Capital of Banks Improve But Basel Advises Them to Be More Vigilant

The capital of Australian banks has improved and yet the global regulator is not convinced that financial institutions are doing all they can to advance their plight and particularly address the unwanted disparity in banks' calculations of risk-weighted assets, reported Australian Banking and Finance.

The way these banks address their risk-weighted assets is important for the implementation of the Basel III framework, which was published ahead of the September 5-6 G-20 leaders' summit in St. Petersburg.

The Basel Committee on Banking Supervision (BCBS), which released its fourth progress report on the implementation of the Basel III framework, stated that the average common equity tier 1 capital ratio of active banks-especially those on the international scene-increased from 8.5 per cent to 9 per cent of risk-weighted assets.

The report furthered that only half of the banking industry's financial institutions will most likely fall below the required capital ratios by the 2019 requirements. The aggregate annual profit of the industry is $596 billion.

Remaining Vigilant

Although there are clear progresses in the capital of banks, the global regulator warned them to be still vigilant in light of the challenges presented by the global economic environment, a separate report in News.com.au cited.

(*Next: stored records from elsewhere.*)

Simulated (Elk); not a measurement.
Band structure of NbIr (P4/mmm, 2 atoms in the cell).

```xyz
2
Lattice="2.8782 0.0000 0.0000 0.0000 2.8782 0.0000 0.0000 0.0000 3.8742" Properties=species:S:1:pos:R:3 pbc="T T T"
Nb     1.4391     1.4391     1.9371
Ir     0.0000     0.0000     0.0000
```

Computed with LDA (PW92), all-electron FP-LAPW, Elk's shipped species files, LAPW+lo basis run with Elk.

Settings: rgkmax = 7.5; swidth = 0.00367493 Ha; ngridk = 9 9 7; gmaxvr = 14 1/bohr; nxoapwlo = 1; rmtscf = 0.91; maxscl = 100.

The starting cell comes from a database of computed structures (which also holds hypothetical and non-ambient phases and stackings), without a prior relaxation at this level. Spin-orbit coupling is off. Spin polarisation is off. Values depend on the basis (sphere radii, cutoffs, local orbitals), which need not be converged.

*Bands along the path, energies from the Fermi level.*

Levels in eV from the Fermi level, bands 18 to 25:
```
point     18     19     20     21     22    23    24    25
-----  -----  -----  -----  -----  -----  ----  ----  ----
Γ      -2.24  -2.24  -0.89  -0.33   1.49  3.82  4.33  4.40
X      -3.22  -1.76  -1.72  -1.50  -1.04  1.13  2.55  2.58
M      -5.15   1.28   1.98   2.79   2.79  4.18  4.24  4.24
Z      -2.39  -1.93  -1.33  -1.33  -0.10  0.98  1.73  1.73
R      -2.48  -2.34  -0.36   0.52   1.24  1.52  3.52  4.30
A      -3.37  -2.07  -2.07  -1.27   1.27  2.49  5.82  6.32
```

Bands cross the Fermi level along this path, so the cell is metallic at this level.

There are potential deteriorations in the banks' asset quality, and capital adjustment may be require of banks because of the need to deepen the process of the implementation of finalized capital regulations.

Currently, the global regulator is assessing the consistency of capital regulations of China, Australia and Brazil. It has recently finished reviewing that of Switzerland, which has the most secretive bank policies in the world.

These assessments are part of the BCBS' Regulatory Consistency Assessment Program (RCAP). It aims to prove that banks that absorbed and implemented the Basel III standards are stronger than those who did not.

Material Variations

There are "material variations," however, in the measurement of risk-weighted assets of these banks, the report in Australian Banking and Finance stated. The studies of the banks' risk-weighted assets in banking and trading books differ even for identical hypothetical test portfolios.

The global regulator then wants banks to improve their public information and regulatory data collection to better understand what risk-weighted assets mean. It also wants guidance and clarification regarding sectors that are usually lost to the public.

In the long run, BCBS is planning a four-policy approach, which will hopefully improve the comparability of the results of the assessments while making sure that a balance between risk sensitivity and the complexity of the Basel III framework is ensured.